Continuing Committee On Common Witness


1987 Consultation

"Divided Churches, Common Witness:  Unfinished Task for US Christians in Mission"
Madison, CT

The First Ecumenical Mission Conference was divided into four "sectors" or "issue groups":

  1. The Gospel and Western Culture: The Encounter of Faith and Culture and its Impact on Mission
  2. Standing in Solidarity with the Poor
  3. Church -- Mission -- Reign of God.
  4. Relationship With Person of Other Faiths.

The Conference report retains its relevance and is challenging to the churches today. It is tempting to try to summarize the report, an impossible task to do it justice. Perhaps a few of its recommendations will provide a flavor of the conference.

In sector one, the Conference recommended "collaboration between our churches/communions on a series of issues pertaining to Gospel and Culture and the training of missionaries." Numerous practical suggestions were made for standing in solidarity with the poor, including the "development of a national ecumenical network for solidarity with the poor, oppressed and marginalized, building on networks already emerging." This included a call to include the poor in our decision making.

To respond to "a hungering and thirsting to experience the integrating vision of the Reign/Mission/Church," the conference called for renewed dialogue among Christians about published statements of different groups or churches, and using already established channels of relationship. Underscoring the reality that the contemporary world draws us into relationships with persons of other faiths, the conference recommended that the member groups give it a higher priority.

The Conference concluded its message by saying: "We are grateful for all our traditions mean to us. We long, however, to find ways to put into practice the unity in Christ which is God's gift of grace, a grace which we recognize in each other. We are still searching for ways to distinguish valid diversity from divisions, which invalidate our witness. We are committed to a continuing search for means of cooperation that will make our unity visible, our witness faithful and our service effective."

A Continuing Committee

At the close of this Conference, the "Continuing Committee on Common Witness" was formed by representatives of the U.S. Catholic Mission Association and Church World Service and Witness of the National Council of the Churches of Christ. The U.S. Catholic Mission Association (USCMA) brings together representatives of Roman Catholic mission-sending congregations and societies, diocesan mission offices, individual missioners and others concerned about cross-cultural mission and global solidarity.

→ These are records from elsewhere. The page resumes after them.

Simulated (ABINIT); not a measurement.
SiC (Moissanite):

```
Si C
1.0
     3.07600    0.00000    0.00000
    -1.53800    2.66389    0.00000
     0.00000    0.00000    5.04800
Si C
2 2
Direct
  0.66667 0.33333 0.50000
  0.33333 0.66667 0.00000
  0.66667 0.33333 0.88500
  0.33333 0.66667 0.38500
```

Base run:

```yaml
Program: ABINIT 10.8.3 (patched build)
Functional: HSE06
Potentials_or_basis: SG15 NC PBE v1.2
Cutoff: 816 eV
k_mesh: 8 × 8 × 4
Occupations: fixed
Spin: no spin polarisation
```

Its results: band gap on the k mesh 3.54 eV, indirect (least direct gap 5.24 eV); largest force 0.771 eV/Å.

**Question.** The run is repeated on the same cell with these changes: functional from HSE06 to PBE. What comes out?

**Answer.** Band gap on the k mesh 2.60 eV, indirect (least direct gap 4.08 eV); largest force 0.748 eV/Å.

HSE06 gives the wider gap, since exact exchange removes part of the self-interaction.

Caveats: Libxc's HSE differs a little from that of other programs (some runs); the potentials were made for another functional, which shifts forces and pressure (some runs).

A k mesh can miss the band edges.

Church World Service and Witness (CWSW), brings together representatives of mission and service agencies of the member churches of the National Council of Churches of Christ to cooperate in ecumenical outreach in Christian mission and humanitarian service to people in need around the world.

The Continuing Committee on Common Witness is a consultative body formed to foster collaboration in common Christian witness in mission. It is composed of persons named by the USCMA and CWSW and includes participant observers invited by them. It seeks to include the respective Christian traditions, Conciliar and Evangelical Protestants, Orthodox and Roman Catholic. The committee sponsors and organizes conferences whenever they judge there is a need.

The newly organized Continuing Committee on Common Witness organized four Task Forces to follow up concerns of the conference.

A Task Force on Historical Research sought to influence "the planning of the various U.S. mission orders and agencies as they prepare for mission in the next century." It gathered information on historical studies underway in Catholic, Protestant and Evangelical communities, and proposed to share this information, and stimulate articles on common witness in mission journals.

Stimulated in part by the Common Witness process, in 1990, the American Society of Missiology took as its theme "Common Witness," and published the papers in an issue of its journal Missiology.

A Task Force on Theological Reflection continued the discussions begun in Madison. This Task Force prepared several papers, and reviewed recommendations from major documents on mission from Catholic, Protestant and Evangelical gatherings. The Gospel and culture network has its roots in the Madison event and this Task Force.

Other Task Forces included one on Missionary Formation and one on Joint Strategies.